Asked by the end-of-match interviewer (Nasser Hussain) to make comparisons between the 2012 first victory of the WI in the T20 championships and yesterday’s, Sammy deliberated for a second before responding. In the end he thought it a grand opportunity to tell it like he and his team must have felt it.

“Disrespected by our board,” was how captain Sammy chose to characterise the relationship between the players and the WICB. To be noted too in the conflict between team and board, the players objected strenuously before the T20 World Cup of the board reducing player pay without consultation with the team.

But Sammy was far from finished with the board, its perceived inefficiencies and its lack of the basic managerial ability to give guidance and inspiration to the team. To do so, the skipper compared the absence of inspirational motivation from the board to that of Caricom prime ministers who have been asking Cameron and his board to leave office.

“I really want to thank the heads of Caricom, throughout this tournament they have been supporting the team, we've got emails, we've got phone calls, Prime Minister [Keith] Mitchell [from Grenada]. He sent a very inspiring email for the team this morning … and I'm yet to hear from our own cricket board. That is very disappointing,” Sammy told the tens of millions watching the telecast all over the cricket-playing world on several continents.

Sammy’s comment seemed a definite intervention in the contention between the Caricom prime ministers, who have asked the board to resign on the basis of a report put forward by a specially appointed committee to examine the way forward for West Indies cricket and the insistence of Cameron and the board that they are not planning to leave anytime soon.

Perhaps predicting a negative response by the Cameron board to his open exposure and denunciation of them, the St Lucian-born former Test captain said his farewell to the 15-member West Indian touring party and coaching staff.

“I don’t know when I’m going to be playing with these guys again because we don’t get selected for one-day cricket,” said Sammy. And he sought to reinforce his criticism of the board by adding that “we (this champion T20 team) don't know when we’re going to be playing T20,” the suggestion being that the board may not be capable of organising series against quality opposing teams notwithstanding the “champion” status of this team.

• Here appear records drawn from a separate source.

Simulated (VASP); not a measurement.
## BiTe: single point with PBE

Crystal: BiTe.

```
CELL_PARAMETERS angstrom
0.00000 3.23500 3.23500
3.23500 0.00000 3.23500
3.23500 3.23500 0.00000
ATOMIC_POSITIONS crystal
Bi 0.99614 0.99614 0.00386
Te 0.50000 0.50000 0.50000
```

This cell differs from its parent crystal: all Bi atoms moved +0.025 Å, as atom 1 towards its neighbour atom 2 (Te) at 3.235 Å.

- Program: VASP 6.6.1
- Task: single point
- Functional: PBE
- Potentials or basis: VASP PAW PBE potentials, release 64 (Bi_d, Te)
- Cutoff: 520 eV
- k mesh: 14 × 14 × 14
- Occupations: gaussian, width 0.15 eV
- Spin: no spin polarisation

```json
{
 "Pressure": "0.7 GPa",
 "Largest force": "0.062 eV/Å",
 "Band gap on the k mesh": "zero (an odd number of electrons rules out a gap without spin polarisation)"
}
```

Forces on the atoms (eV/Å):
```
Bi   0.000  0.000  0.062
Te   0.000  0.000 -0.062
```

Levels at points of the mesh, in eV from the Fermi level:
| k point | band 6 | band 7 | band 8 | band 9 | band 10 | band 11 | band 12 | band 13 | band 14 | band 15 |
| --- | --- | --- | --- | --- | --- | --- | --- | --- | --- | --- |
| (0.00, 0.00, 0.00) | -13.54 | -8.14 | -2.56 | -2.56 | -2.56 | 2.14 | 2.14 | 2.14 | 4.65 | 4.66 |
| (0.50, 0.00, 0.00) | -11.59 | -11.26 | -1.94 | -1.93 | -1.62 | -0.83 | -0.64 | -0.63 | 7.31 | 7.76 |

He had a special word of praise for coach “Phil Simmons, who has gone through quite a lot,” he having been suspended from duties a couple months ago by the board for reporting what he considered to be inappropriate interventions by the board in team selection.

But Sammy did not forget at least one of the critics of the West Indies, who seemed to have engaged in a mind game, or maybe in the mind of Sammy it was traditional antagonism that has long been agitated against the West Indies, and this time it started long before the series got under way in India.

“Mark Nicholas described our team as a team with no brains,” noted Sammy, but making it clear that the team with “no brains” had “the ability to just put all those adversities aside and to come out and play this type of cricket in front of such passionate fans, it's just tremendous.”

Even before Sammy had said his piece to Nicholas, man-of-the match Marlon Samuels singled out former Australian leg-spinner Shane Warner for special attention, donating (with much sarcasm) his award to him: “Shane Warner has been talking continuously and all I have to say without talking, this is for Shane Warne (as he held the trophy as if stretched out to the former leggie) I answer with my bat not with the mike.”

For the future, captain Sammy said the all round performance by several players during the series “shows the depth we have in the Caribbean in T20 cricket and hopefully with the right structure and development our cricket will continue to improve in one-day and Test cricket.”